Take a look at the left and their donors and ask yourself if it makes sense for these ultra wealthy entities to tax themselves into peasant status. Is it their M.O.? Did they get to a point in their lives where they have the ability to throw millions and millions into a candidate because they are interested in the common mans financial success?

Point being, it's all feel good fluff. Rest assured, the rich will look out for their own. We should be highly suspicious of these types of fairy tales being sold. The "state" will simply be the current crop of elites only with more power. Nothing changes for them except some verbiage. While we champion our own financial demise.
 

BeardOfKnowledge

The Most Consistent Motherfucker You Know
Jul 22, 2015
60,549
56,270
If you were asked which side of the aisle would be likely to go this direction, it would be reasonable to assume it would be the left side.
Lol. No.

Neither side of the aisle would like this idea. They'd like the title, but that's it.
 

Greenbean

Posting Machine
Nov 14, 2015
2,864
4,187
Lol. No.

Neither side of the aisle would like this idea. They'd like the title, but that's it.

The right wing has done a good job of demonizing even modest efforts to tax these transfers, branding the tax on large estates as a ghoulish “death tax.” That’s obviously ridiculous. But how would a better society handle the inheritance issue?
It would be the "squad" types in government pushing this nonsense through. And the squad identifies with the left/radical left. Certainly not the right.
 

BeardOfKnowledge

The Most Consistent Motherfucker You Know
Jul 22, 2015
60,549
56,270
So, in this authors fantasy, who's pushing this through?
Have you not seen "journalists" like this before? They live in a fantasyland where BIg Biz Biden is going to have an epiphany and realize that his entire 50 year political career was misguided and he's going to change his ways. He probably even thinks it will go through unanimously once the GOP recognizes the error of their ways.
 

kneeblock

Drapetomaniac
Apr 18, 2015
12,435
23,026
The way to abolish inherited wealth without abolishing inherited Kenny Loggins records, cars, or personal dwellings is simple: introduce a strict upper limit on the value of assets that can be passed down from one generation to the next. The estate tax on assets beyond that limit would be 100 percent
Not sure if most of you made it past the headline but as is not uncommon for Jacobin, the author buried the lede.

This is the primary point of the proposal. What it would in effect do is establish an asset ceiling just like we have a wage floor. Around the time many of our parents or grandparents were born the tax rate above a certain limit was as high as 94% and it was never below 70% until 1981. What this plan would do is leave room to defer taxation while people are living and working and instead focus taxation on wealth transfers in an attempt to minimize inequality.

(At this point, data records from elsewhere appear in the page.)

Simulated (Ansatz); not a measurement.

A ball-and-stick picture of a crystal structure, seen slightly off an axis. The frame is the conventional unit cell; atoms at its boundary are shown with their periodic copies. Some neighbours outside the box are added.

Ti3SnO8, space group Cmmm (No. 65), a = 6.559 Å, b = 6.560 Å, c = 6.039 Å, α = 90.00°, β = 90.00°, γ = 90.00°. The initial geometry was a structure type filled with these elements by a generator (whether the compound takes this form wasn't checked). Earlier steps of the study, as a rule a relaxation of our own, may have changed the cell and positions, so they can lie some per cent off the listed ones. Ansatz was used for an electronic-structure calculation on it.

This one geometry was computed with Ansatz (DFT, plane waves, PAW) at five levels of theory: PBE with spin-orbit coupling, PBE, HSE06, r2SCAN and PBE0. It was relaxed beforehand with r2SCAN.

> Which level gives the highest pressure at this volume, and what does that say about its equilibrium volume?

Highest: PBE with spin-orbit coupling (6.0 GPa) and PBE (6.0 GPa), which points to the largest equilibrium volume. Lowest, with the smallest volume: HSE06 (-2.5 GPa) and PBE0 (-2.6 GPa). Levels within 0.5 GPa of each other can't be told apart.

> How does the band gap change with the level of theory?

100% isn't as much of a fantasy as it seems, though the sticker shock of it would likely be politically untenable. People would be convinced their little $300,000 home would be lost to poor junior when in actuality the thresholds would more reasonably kick in at $1 million plus. By focusing taxation on wealth transfers instead of income, you allow tax relief for a whole lot of Americans, though in reality the rich would find all kinds of schemes to hide it or move it around unless they also funded an enforcement apparatus and made international agreements to prevent someone from just skipping off to Panama for a couple years. That was the reason the Democrats cut the income tax rate in 1981 in the first place.
 
M

member 1013

Guest
Not sure if most of you made it past the headline but as is not uncommon for Jacobin, the author buried the lede.

This is the primary point of the proposal. What it would in effect do is establish an asset ceiling just like we have a wage floor. Around the time many of our parents or grandparents were born the tax rate above a certain limit was as high as 94% and it was never below 70% until 1981. What this plan would do is leave room to defer taxation while people are living and working and instead focus taxation on wealth transfers in an attempt to minimize inequality.

100% isn't as much of a fantasy as it seems, though the sticker shock of it would likely be politically untenable. People would be convinced their little $300,000 home would be lost to poor junior when in actuality the thresholds would more reasonably kick in at $1 million plus. By focusing taxation on wealth transfers instead of income, you allow tax relief for a whole lot of Americans, though in reality the rich would find all kinds of schemes to hide it or move it around unless they also funded an enforcement apparatus and made international agreements to prevent someone from just skipping off to Panama for a couple years. That was the reason the Democrats cut the income tax rate in 1981 in the first place.
Why $1 million? That’s not very
Much, if I left 1 million equally to my immediate family they would each get 100 thousand dollars. That’s a down payment on a decent new house in the greater Toronto area. Doesn’t seem obscene to me.
 

kneeblock

Drapetomaniac
Apr 18, 2015
12,435
23,026
Why $1 million? That’s not very
Much, if I left 1 million equally to my immediate family they would each get 100 thousand dollars. That’s a down payment on a decent new house in the greater Toronto area. Doesn’t seem obscene to me.
We're talking about American money, not toonies or whatever.